The fourth estate in the European Parliament

Foto: Martin Schulz

The term Fourth Estate usually refers to the media, but it can mean any social or political force or institution whose influence is not officially recognized. The European Parliament has its own version of this. The Secretary General heads the EP secretariat and may be compared to the most prominent official servicing, for example, the United States House of Representatives or Britain’s House of Commons. He does, however, exert considerable political power, heading a Secretariat of hundreds of officials who rule over the Parliament. These employees are often absolutely necessary, of course, but sometimes I find myself having to fight more skirmishes with them than I do with political opponents. A few examples will serve to demonstrate this overblown power. It’s time things were changed, and this week I’ll be discussing with our political group, the United European Left/Nordic Green Left (GUE/NGL), how we can ensure that the EP is run by elected politicians rather than unelected officials.

This week I received a friendly email from one of these officials. He had been asked by the logistics service to find out what my intentions were when I requested, in the framework of the budgetary control process, an explanation as to the purpose for which the Parliament president’s official cars were used, at the same time proposing that he enjoy the use of just one rather than – as at present - two cars. Clearly this set alarm bells ringing, as my proposal had just been adopted by a majority vote of the Budgetary Control Committee. Nevertheless, the president should not be required to explain what use he put these cars to and furthermore he should surely not be asked to hand one of them back! I explained that that had indeed been my intention, at which the official who had contacted me remarked cheerily that he understood completely and that therefore the logistics service must also surely have been able to understand. Undoubtedly we will now see the inception of a lobbying frenzy aimed at ensuring that when the Budgetary Control Committee’s proposal comes before the plenary – as my indecent proposal now had that official status, giving it weight – it would nevertheless be voted down. It is my clear task to make sure that this doesn’t happen, but you have to ask yourself who you’re now fighting against, fellow elected representatives of the EU’s peoples, or unelected officials?

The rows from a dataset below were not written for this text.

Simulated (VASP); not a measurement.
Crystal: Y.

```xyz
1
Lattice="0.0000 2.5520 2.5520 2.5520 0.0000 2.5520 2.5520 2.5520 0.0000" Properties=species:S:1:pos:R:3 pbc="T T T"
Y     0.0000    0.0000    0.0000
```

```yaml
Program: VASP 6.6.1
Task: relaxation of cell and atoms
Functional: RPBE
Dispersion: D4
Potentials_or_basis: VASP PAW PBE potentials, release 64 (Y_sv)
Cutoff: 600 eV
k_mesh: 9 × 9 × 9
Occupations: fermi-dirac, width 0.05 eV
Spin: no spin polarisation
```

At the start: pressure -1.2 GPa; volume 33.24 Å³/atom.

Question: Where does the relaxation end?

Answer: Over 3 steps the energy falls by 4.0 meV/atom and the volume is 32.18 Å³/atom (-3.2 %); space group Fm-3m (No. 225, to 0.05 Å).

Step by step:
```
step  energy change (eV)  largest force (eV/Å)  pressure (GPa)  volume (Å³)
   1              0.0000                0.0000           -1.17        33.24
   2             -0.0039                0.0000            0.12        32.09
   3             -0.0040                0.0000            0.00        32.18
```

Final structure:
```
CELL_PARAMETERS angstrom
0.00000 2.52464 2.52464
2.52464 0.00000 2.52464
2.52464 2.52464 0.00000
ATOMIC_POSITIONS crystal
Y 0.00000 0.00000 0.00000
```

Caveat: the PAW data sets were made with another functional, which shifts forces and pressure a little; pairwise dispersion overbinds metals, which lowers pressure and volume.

A short time ago I wrote a report on the proposed “European platform to enhance

EU cooperation in the prevention and deterrence of undeclared work”, which the Commission wants to set up with the aim of improving the way in which inspectorates in different member states work together and within which the European Parliament may also be represented. I wrote in my report that a MEP, or some other representative of the EP, ought to be there on our behalf. This provoked a storm of protest from the Internal Market Committee’s officials, whose opinion was that I should not have written any such thing. Members could absolutely not represent the Parliament and I would certainly be hearing from Legal Services (also, of course, made up of officials). I couldn’t understand this at all, and pointed out that the EP president represents us at the European Council and asking whether he isn’t after all a MEP? Yes, came the reply, but that was an exception, and normally it was officials who performed this function on the Commission’s countless advisory bodies. To cut a long story short, my proposal was accepted, and Legal Services lodged no official protest. And so the power of the service involved, but only of that service, was very slightly restricted.

One final example: as things stand it takes three weeks for officials (!) to look into whether written questions which a MEP wants to put to the Commission or the Council are unsuitable. They almost always have something to say: the typeface is wrong, the question is one which should be put only to the Commission and not to the Council as well, or it’s too long. If you don’t agree with their advice as to how to put your text right, there follows an even longer procedure. In the meantime I always protest and almost always get my way, but the whole process has been held up, and before an answer is received so many months have passed that the entire point of the question has been lost and the procedure rendered useless.

Officials are instructed by their Secretary General, who answers to the Bureau, the group of Members elected to be a sort of praesidium. Members of this Bureau invariably receive documentation late and have little time or opportunity to consult with their fellow MEPs. This has to change, and via the GUE/NGL representative on the Bureau I am going to attempt to ensure that we get things on time and that this Fourth Estate returns to performing its necessary function of providing support to the political work of elected representatives of the EU’s peoples. The EP would in that case remain a peculiar institution, but at least elected politicians would be responsible for its abuses.